Build the benchmark preset:
cmake --preset benchmark
cmake --build --preset benchmarkRun the run_plan benchmark:
./build/benchmark/benchmarks/bench_run_plan --benchmark_min_time=0.05sThe current bench_run_plan outputs two categories:
RunPlan/Runtime/...: realistic execution baseline. The benchmark usesDoNotOptimize(plan),DoNotOptimize(sink), andClobberMemory()to reduce over-optimization and better measure the actual cost ofrun_plan(...)dispatch, slots, prev-access, and policy paths.RunPlan/Optimized/...: optimization ceiling. The benchmark does not add extra barriers around the plan, allowing the compiler to inline, fold, and eliminate abstractions as much as possible. This shows how far YOrch's static execution path can be optimized under ideal conditions.
Benchmark names use this structure:
RunPlan/<Mode>/<Topology>/<Payload>/<NodeCount>/<SlotLayout>/<ExecPolicy>
For example:
RunPlan/Runtime/Chain32/Int/32/Compact/HeapStack
This means the benchmark uses Runtime mode to test a 32-node chain plan, the
payload is int, the slot layout is Compact, and the execution policy uses an
explicit heap stack.
Current topology coverage includes:
Chain8andChain32: chain-shaped task trees, used to observe execution cost as depth grows.Wide8: multiple siblings under one root, used to observe fanout and sibling traversal cost.Balanced15: a 15-node balanced tree, used to observe a mixed structure closer to typical task trees.FanoutConsumeCopies3: usesfanout_consume_with_copies_policy, with oneconsume_prevchild and twocopy_prevchildren, used to observe staging and copy cost.
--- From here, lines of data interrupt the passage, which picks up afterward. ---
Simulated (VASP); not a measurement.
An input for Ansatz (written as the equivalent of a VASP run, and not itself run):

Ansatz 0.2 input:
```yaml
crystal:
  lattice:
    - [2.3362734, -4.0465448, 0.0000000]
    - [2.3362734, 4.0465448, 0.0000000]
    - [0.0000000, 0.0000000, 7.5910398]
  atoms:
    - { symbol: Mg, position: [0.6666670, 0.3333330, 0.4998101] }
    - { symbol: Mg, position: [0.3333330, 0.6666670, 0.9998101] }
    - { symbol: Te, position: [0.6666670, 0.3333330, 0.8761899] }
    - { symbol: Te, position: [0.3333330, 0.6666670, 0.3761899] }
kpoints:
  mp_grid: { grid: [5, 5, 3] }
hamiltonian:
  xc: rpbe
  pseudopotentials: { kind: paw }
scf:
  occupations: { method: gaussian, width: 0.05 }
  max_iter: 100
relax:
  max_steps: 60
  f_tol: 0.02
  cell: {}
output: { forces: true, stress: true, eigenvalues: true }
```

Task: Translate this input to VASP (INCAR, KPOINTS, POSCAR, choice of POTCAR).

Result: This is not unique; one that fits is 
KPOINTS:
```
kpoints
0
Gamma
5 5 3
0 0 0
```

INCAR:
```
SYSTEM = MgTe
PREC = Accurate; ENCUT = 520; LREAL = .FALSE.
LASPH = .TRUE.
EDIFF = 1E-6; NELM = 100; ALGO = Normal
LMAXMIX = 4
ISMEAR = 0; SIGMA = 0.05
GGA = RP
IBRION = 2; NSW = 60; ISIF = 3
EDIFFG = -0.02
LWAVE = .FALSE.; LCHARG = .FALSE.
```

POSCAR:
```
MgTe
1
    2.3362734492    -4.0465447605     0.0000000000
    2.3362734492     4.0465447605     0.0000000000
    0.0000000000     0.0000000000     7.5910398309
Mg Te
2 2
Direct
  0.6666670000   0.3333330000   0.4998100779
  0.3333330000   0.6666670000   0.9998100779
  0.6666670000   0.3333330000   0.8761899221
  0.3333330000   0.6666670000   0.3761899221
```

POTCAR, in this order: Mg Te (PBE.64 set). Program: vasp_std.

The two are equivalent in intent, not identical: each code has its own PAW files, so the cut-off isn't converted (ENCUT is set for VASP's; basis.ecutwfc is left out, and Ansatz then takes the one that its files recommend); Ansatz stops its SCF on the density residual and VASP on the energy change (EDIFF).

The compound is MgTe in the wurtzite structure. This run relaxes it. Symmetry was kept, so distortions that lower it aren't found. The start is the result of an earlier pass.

Current policy combinations include:
OneToOne/RecursiveCompact/RecursiveOneToOne/HeapStackCompact/HeapStack
Recursive means exec_serial_dfs_recursive_policy, which uses compile-time
recursive expansion for synchronous DFS. HeapStack means
exec_serial_dfs_explicit_heap_stack_policy, which stores traversal state in an
explicit heap stack. OneToOne is the default layout with one physical slot per
node. Compact reuses slots according to lifetimes under synchronous serial DFS.
Benchmark numbers should only be treated as order-of-magnitude references. Different CPUs, compilers, options, system load, thermal state, and OS scheduling can all affect absolute nanosecond-level results. For serious comparisons, record the hardware, operating system, compiler version, CMake preset, build type, and runtime parameters, and prefer comparing relative differences between policies or topologies in the same environment.
The environment for this example result is:
- CPU: Apple M4
- OS: macOS
- Compiler:
AppleClang - Build:
benchmarkpreset,Release - Command:
./build/benchmark/benchmarks/bench_run_plan --benchmark_min_time=0.05s
In one typical result, the Recursive path in Runtime mode is roughly:
RunPlan/Runtime/Chain8/Int/8/OneToOne/Recursive 11.2 ns
RunPlan/Runtime/Chain32/Int/32/OneToOne/Recursive 50.6 ns
RunPlan/Runtime/Balanced15/Int/15/OneToOne/Recursive 20.8 ns
Converted per node, the Recursive path is roughly in the 1.4 ns/node to
1.6 ns/node range. This means the current static execution path for
synchronous serial DFS is very light. Its overhead is close to directly writing
the necessary static if checks and inline function-call chain by hand. It is
not dynamic scheduler-style overhead; it is closer to structured function calls
after template expansion.
In the same test batch, the HeapStack path is roughly:
RunPlan/Runtime/Chain8/Int/8/OneToOne/HeapStack 40.7 ns
RunPlan/Runtime/Chain32/Int/32/OneToOne/HeapStack 186 ns
RunPlan/Runtime/Balanced15/Int/15/OneToOne/HeapStack 76.8 ns
Converted per node, the HeapStack path is roughly in the 5 ns/node to
6 ns/node range. It is still light, but clearly more expensive than
Recursive, because it needs to maintain runtime frames, a heap stack, node
indices, and a dispatch table. Its main value is avoiding deep recursive call
stack risk, not chasing the lowest possible latency.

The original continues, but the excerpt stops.